While there are also functions such as inspiration and sanctification associated with the work of the Spirit, and while sanctification has been particularly important in Orthodoxy and especially in the monastic tradition, it has not been a decisive aspect of ecclesiology.

Ecclesiology in the Orthodox tradition has always been determined by the liturgy, the eucharist; and for this reason it is the first two aspects of Pneumatology, namely eschatology and communion that have determined Orthodox ecclesiology. (131)

Indeed Zizioulas argues that these aspects are not only normative but are constitutive of ecclesiology in that they qualify the very ontology of the Church.

The Spirit is not something that “animates” a Church which already somehow exists. The Spirit makes the Church be. Pneumatology does not refer to the well-being but to the very being of the Church. It is not about a dynamism which is added to the essence of the Church. It is the very essence of the Church. The Church is constituted in and through eschatology and communion. Pneumatology is an ontological category in ecclesiology. (132)
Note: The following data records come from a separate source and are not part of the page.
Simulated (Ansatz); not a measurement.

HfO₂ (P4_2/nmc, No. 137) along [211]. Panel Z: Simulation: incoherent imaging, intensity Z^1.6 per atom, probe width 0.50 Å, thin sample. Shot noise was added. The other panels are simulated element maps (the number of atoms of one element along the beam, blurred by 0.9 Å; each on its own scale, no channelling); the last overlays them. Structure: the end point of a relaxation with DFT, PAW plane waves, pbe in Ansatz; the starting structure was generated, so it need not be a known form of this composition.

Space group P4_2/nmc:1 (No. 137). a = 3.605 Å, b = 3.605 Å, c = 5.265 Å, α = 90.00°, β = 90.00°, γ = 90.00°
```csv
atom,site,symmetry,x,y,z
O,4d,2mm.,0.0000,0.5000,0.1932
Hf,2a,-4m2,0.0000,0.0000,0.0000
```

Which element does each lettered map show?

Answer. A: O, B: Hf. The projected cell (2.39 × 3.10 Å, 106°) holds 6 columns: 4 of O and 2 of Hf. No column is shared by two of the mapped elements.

The third chapter of Being as Communion is entitled “Christ, the Spirit and the Church”. In the introduction to this chapter, Metropolitan Zizioulas begins by outlining the different emphases on Chistology and Pneumatology in recent Catholic and Orthodox ecclesiology. In broad strokes it might be said that Catholics emphasise the former and Orthodox the latter, and yet both face unresolved issues in this regard. This is illustrated by Orthodox criticism of the ecclesiology of Vatican II in which “it was observed that the Holy Spirit was brought into ecclesiology after the edifice of the Church was constructed” on a Christological basis, and which had important consequences for issues such as “sacraments, ministry and ecclesial institutions”. (123) However, the proposal of two Orthodox observers to the Council that a focus on the Holy Spirit and on “Christian man” was sufficient is, in the eyes of Zizioulas, “a clear indication that Orthodox theology needs to do a great deal of reflection on the relationship between Christology and Pneumatology”. (123)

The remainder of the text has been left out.